Mei: Welcome to the Business Buzz Podcast, Jaimee. We’ve got Jaimee Newberry on the line today and I’m really excited to have her on as our honored guest of this episode.
Jaimee, it’s hard to keep track of all the things you do, but you have a crazy impressive resume! Let me just try, okay? So, you co-hosted a podcast called the Tiny Challenges, you’re also a consultant advisor type person or you’ve got that role for a native app development company, and you’re a highly sought out keynote speaker. I’ve seen the humongous list of conferences and events that you have spoken at in the last few years. I don’t think I’ve seen a bigger list than that, honestly. You’re also a writer, I see that you’re scheduled to release your book this year. Right?
Jaimee: I really hope so. A company that we will talk about in a minute has kind of delayed the finishing of it, so I’m really hoping to get that out this year.
Mei: I can only imagine what kind of huge wrench you’ve put into your book plans, but I’m sure it’s a really good thing you’re doing. Let’s see. You’ve also developed apps in your past and when you go to speak, you speak a lot about technology and user experience, business, and basically everything. What do you not do?!
Jaimee: It’s funny because I’ve worn a lot of hats and it’s been great, but it just seems like you go down one road for a while and new opportunities arise and you either seize them or you don’t. I feel like I have walked a really amazing path, have been really lucky, the things that have unfolded themselves, and the opportunities that have presented themselves – I just have to keep moving and following my heart!
Mei: I don’t really believe in luck. I don’t think you got to where you are today from just being lucky. Nobody is that lucky! This was a result of the very deliberate steps that you took from the very beginning. We could probably sit all day talking about the last 20 years of your life and how you made everything happen, but more importantly, I brought you on today because I think you have something very valuable to share. We can learn so much from your experience and your success.
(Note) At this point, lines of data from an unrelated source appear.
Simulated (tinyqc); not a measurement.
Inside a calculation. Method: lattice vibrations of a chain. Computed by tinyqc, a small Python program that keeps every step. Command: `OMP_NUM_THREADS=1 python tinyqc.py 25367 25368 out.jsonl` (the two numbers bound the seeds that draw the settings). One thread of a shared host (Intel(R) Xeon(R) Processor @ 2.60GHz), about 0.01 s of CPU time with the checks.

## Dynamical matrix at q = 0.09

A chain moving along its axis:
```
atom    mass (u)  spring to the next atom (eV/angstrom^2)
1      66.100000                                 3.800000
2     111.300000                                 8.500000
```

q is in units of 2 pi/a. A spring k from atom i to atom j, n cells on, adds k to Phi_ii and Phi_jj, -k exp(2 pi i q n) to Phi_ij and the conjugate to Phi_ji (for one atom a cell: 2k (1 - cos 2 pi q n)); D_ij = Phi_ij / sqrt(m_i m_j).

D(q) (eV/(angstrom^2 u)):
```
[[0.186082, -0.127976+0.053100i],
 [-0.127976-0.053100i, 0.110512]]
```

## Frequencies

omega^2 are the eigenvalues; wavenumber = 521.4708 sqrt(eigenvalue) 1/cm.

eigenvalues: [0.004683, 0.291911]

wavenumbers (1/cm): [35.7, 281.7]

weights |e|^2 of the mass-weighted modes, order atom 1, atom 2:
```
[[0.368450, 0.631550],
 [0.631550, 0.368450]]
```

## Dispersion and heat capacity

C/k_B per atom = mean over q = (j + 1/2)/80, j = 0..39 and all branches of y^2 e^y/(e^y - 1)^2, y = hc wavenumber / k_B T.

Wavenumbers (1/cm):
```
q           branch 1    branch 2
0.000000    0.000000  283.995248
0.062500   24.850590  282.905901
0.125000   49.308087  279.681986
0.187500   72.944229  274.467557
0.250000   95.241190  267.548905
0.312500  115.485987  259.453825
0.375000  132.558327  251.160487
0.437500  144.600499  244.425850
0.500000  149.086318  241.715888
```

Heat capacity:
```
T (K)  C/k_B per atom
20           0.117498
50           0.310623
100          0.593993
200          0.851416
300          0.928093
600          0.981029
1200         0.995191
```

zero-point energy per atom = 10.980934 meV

Guys, you’ve probably met Jaimee without even realizing it. It was the same thing for me, Jaimee. When people have signatures in their emails I almost always click on them. I can guarantee you, I will click on your signature and check out your website.
When your email came in, you said you were the owner of Picture This Clothing, I click on the website, and boom! “Honey come here I need to show you something!” It is the best idea I’ve heard or seen in a very long time. You can go check out her website https://picturethisclothing.com/. You’ve probably seen a bunch of videos of her work or company on social media. There was something to do with Amy Poehler and Ellen DeGeneres, right?
Jaimee: It was Amy Poehler. Amy Poehler’s Smart Girls caught wind of our company and they invited me down for an interview. We talked for about 45 minutes or so and it was super cool! They put together a video that’s on our Facebook page and our homepage if you scroll down a little bit. It is kind of us in a nutshell in a lot of ways. It’s truly an honor and the buzz that this thing picked up is awesome.
Mei: Up to this point, how many views or comments has this video gotten?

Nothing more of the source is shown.